/rlhf

This is the repository for the Masters thesis project on Reinforcement Learning from Human Feedback.

Primary LanguagePython

Machine Learning Project

This is the repository for the Masters thesis project on Reinforcement Learning from Human Feedback.

Setting up

Note: if you are using Windows, you will need to either use a Linux VM or WSL (see WSL setup instructions below).

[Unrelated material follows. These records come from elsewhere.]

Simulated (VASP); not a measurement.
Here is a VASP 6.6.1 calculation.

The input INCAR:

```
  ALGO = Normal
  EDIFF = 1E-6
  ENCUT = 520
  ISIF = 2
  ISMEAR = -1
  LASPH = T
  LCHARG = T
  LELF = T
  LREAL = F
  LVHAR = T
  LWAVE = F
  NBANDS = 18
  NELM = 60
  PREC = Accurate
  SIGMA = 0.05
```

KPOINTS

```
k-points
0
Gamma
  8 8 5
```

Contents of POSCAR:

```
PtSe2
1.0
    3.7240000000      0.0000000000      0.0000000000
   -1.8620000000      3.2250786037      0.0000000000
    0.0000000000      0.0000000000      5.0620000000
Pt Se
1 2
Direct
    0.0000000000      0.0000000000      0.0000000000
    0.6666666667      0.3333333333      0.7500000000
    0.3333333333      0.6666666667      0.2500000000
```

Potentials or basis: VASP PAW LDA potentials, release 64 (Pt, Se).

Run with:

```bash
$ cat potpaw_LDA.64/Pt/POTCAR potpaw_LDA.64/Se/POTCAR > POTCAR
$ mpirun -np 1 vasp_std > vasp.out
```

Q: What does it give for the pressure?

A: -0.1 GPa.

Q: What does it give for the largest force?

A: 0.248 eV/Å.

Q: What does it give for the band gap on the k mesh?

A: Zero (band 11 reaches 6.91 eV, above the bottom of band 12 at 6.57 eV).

Setting up WSL (recommended for Windows)

  1. Set up WSL
  2. Open WSL command line and clone the repo using it (to a path NOT starting with /mnt/) instead of using a Windows command prompt or PowerShell. This will make the development environment faster.
  3. Add export DISPLAY=$(cat /etc/resolv.conf | grep nameserver | awk '{print $2}'):0 to your shell profile (e.g., to the end of ~/.bashrc or ~/.zshrc or similar) to enable WSL to open windows and display GUIs.
  4. If you are using VSCode, run code . inside the project directory to open it (or if you've opened the project before, you can access it from File -> Open Recent). See Open a WSL project in Visual Studio Code for more details.
  5. Do all further setup inside the WSL command line or from the terminal of VSCode opened from WSL.

Installing dependencies

  1. Install Python 3.11
  2. Run poetry install in the project directory to install dependencies of the project. It will create a separate environment for this project and activate it every time you run a command with poetry run.
  3. To install MuJoCo, follow the instructions in the GitHub repo.
  4. Add export LD_LIBRARY_PATH=$LD_LIBRARY_PATH:~/.mujoco/mujoco210/bin to your shell profile and start a new shell to make MuJoCo discoverable.
  5. Make sure all the required libraries are installed by running sudo apt install gcc libosmesa6-dev libgl1 libglfw3 patchelf
  6. If you don't have ffmpeg installed yet, install it on your system or run pip install imageio-ffmpeg to install it in the project locally.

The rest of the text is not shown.